Saturday, March 03, 2018
LEGENDARY COMMENTS BY GEORGE CHEVALLIER 3-3-18
Salisbury’s participation in the Civil War was minimal at best. The devastating fire of 1860 had leveled the entire downtown, so much of the 1861- 65 era was spent rebuilding the town. The Union established Camp Upton on the land where the old Daily Times building was on Carroll Street. The population at the camp outnumbered the citizens who lived in Salisbury at the time.
The sentiments of the entire Eastern Shore were divided in their loyalties to both the North and the South. The Union put Camp Upton in Salisbury to guard the telegraph line from north to south that provided information for the Union forces. They would occasionally roust a few Southern sympathizers to check for weapons that could be used against them.
There is a grave in Salisbury that has a stone that gives the soldier’s name and the designation “U S C I”. This stood for United States Colored Infantry. Researching his service showed him to have been owned by a George Johnson. He was mustered in on March 29, 1864 and discharged on December 4, 1865. He was 34 years old at the time.

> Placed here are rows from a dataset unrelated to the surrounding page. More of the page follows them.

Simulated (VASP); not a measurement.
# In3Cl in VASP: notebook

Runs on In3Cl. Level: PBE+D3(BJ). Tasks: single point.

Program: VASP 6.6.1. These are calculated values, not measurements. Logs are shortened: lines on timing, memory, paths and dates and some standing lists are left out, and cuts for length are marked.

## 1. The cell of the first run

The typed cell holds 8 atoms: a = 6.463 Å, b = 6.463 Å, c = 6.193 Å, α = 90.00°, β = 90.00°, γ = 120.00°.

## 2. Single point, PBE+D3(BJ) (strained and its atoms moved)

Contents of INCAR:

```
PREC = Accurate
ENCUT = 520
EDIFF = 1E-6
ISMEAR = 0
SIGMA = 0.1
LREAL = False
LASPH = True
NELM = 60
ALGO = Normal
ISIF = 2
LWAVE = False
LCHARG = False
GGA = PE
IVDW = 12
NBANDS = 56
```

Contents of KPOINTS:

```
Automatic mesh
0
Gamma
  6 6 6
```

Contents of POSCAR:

Another local figure that was prominent during the Civil War was Clara Gunby. She was the sister of L. W. Gunby of hardware store fame. She lived in Fruitland and came to Salisbury one time to buy some things for her upcoming wedding to Will Huffington of Allen. While in Salisbury, she refused to walk under a Union flag stretched across Bridge (Main) St. When someone got wind of this, they hung one over her front door. She still refused to walk under it and entered and exited her house by crawling in and out of a window rather than acknowledge the colors. Her acts were eventually deemed serious enough for her to be sent to Baltimore to be tried by a military commission and she was finally exiled to the South for the duration of the War.
There are only two other incidents that are noteworthy. One is when a Mr. Byrd, who owned a local tavern where the Court House now stands, shot and killed a rowdy Union soldier at his establishment. Nothing ever came of this, however.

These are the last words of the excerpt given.